Billboard #1s for the Week Ending September 28, 1985
September 26, 2015 Leave a comment
This week’s Time Capsule!
Chart | Title | Act | Weeks |
Hot 100 | Money For Nothing | Dire Stratits | 2 |
R & B | Oh Shiela | Ready For the World | 2 |
Country | Lost In the Fifties Tonight (In the Still of the Night) | Ronnie Milsap | 1 |
Adult Contemporary | Cherish | Kool and the Gang | 6 |
Rock | Lonely Ol’ Night | John Cougar Mellencamp | 4 |
Album | Brothers In Arms | Dire Straits | 5 |
This week sees two Top 40 debuts help the Hot 100 spend some time in the city. It isn’t that unusual for a common song title word — like “love” or “blue” to appear multiple times in one week’s chart listings. It’s not unusual for successful songs to have geographic references. This week finds the unusually generic “city” appear in three Top 40 titles.
- Starship, dropping the “Jefferson”, moves from #45 to #40 in their fourth Hot 100 week with We Built This City. With only Grace Slick remaining from the original Jefferson Airplane lineup, the band were poised for their biggest hit. On November 16, almost 40 years after their first chart appearance, they hit #1.

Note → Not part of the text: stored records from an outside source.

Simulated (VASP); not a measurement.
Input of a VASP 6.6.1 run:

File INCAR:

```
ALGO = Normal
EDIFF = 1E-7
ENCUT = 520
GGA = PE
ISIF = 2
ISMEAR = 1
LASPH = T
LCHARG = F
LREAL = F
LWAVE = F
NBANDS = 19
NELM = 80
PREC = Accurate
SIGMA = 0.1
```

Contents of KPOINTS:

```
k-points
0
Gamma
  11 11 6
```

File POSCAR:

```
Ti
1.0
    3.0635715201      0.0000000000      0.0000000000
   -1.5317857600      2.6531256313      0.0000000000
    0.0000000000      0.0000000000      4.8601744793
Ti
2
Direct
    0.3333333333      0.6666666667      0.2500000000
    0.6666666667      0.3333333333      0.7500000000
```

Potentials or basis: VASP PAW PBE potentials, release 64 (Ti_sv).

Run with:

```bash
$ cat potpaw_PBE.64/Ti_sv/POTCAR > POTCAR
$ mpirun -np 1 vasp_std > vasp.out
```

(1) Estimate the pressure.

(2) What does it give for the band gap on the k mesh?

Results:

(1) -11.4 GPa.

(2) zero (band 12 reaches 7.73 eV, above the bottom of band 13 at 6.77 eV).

- Glenn Frey moved from #46 to #39 in his third chart week with You Belong to the City. It was destined to be his biggest post-Eagles hit, lodging at #2 for two weeks. The song that kept him from the top? We Built This City by Starship. Frey got his own back, however. His hit knocked Starship out of the #1 spot on the Rock charts on October 19, besting them three weeks to one at the top.
- John Cafferty and the Beaver Brown Band surge from #25 to #19 with their final Top 40 entry, C-I-T-Y. It would run out of steam the following week, peaking at #18.
One other city song appears in this week’s Top 40. The Miami Vice Theme by Jan Hammer leaps from #37 to #22 on its way to #1. Frey’s city hit was also taken from the TV soundtrack, as was his prior hit, Smuggler’s Blues.